Fox & Friends has waged an unlikely and often bizarre campaign to discredit Politico, even to the point of stooping to broadcast anonymous Politico reader comments critical of a post on Fox News chairman Roger Ailes. Largely, however, Fox & Friends' effort to attack Politico has been to attempt to assign a left-wing bias to its reporting. This morning, guest host Eric Bolling continued this effort by hosting Jeff Poor of the conservative website The Daily Caller to claim that Politico's reporting on allegations of sexual harassment against Herman Cain definitively demonstrated that Politico “leans left, but they keep denying it.”
Poor claimed that Politico ran 138 Cain-related stories over the course of a week, while devoting less coverage to “other high-profile stories ... like Fast and Furious and the Solyndra scandal.” More evidence presented over the course of the segment was that Jonathan Martin, a reporter at Politico, and Betsy Fischer, executive producer of NBC's Meet the Press, are engaged, or as Bolling put it, “If I'm not mistaken, Jonathan Martin -- they call him Mr. Betsy Fischer.”
Fox & Friends also aired the following on-screen graphic to illustrate the connection between MSNBC and Politico:
But if Politico's reporting on the Cain scandal reveals its left-wing bias, as Bolling and Poor claim, what does that say about Fox News?
Since the story broke a few weeks ago, Fox has engaged in a nonstop campaign to limit the damage to the GOP presidential candidate by primarily operating on a number of fronts: diminishing the sexual harassment allegations as meaningless; congratulating Cain on his denial of the allegations; baselessly claiming that Cain is being targeted because he's a black conservative; and attacking his accuser. Fox News' Dick Morris even said of one Cain accuser: “I look forward to her spread in Playboy.”
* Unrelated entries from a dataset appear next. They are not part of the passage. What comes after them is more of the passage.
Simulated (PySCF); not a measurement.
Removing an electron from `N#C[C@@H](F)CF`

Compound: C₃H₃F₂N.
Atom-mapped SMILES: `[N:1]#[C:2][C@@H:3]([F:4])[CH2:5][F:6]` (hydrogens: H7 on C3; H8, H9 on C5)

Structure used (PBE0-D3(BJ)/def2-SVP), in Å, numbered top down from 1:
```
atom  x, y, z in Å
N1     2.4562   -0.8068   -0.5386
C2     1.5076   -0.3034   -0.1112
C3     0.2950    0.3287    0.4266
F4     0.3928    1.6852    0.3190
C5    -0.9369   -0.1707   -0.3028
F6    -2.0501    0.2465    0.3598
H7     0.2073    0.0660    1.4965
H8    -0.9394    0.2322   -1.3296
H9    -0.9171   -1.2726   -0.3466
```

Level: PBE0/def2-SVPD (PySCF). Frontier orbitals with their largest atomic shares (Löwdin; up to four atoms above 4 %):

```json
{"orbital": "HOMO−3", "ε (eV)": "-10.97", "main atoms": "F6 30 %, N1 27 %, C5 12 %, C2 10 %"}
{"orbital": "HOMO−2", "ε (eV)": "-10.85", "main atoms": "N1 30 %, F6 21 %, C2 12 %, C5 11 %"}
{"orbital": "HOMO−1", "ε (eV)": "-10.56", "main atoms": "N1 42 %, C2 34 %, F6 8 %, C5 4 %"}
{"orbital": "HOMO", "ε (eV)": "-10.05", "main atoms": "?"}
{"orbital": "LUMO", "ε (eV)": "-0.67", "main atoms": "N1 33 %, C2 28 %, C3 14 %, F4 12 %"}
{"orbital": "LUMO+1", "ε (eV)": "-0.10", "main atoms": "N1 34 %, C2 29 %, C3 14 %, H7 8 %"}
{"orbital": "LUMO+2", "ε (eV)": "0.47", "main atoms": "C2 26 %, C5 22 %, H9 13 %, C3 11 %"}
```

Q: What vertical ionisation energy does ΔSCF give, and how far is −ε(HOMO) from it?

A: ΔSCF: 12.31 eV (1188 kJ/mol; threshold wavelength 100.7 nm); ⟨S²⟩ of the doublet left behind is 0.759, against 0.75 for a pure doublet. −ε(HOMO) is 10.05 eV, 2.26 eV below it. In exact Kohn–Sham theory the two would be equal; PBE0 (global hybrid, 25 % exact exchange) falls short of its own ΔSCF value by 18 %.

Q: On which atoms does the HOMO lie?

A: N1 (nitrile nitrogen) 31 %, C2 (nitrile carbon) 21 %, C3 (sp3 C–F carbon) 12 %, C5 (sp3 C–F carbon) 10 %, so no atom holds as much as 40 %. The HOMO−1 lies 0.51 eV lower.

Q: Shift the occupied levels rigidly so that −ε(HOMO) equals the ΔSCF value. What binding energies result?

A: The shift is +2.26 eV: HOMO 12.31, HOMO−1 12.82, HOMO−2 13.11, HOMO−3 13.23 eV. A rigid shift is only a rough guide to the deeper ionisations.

Politico may have run a number of stories about the Cain sexual harassment cases, but not only is it a major story about a prominent presidential candidate, Politico broke the news itself. It just makes sense that it would want to call attention to its exclusive and be the one to report on breaking details. Fox's clear effort to shield Cain from damage, no matter how low they have to stoop, is far more revealing of the network's political bias.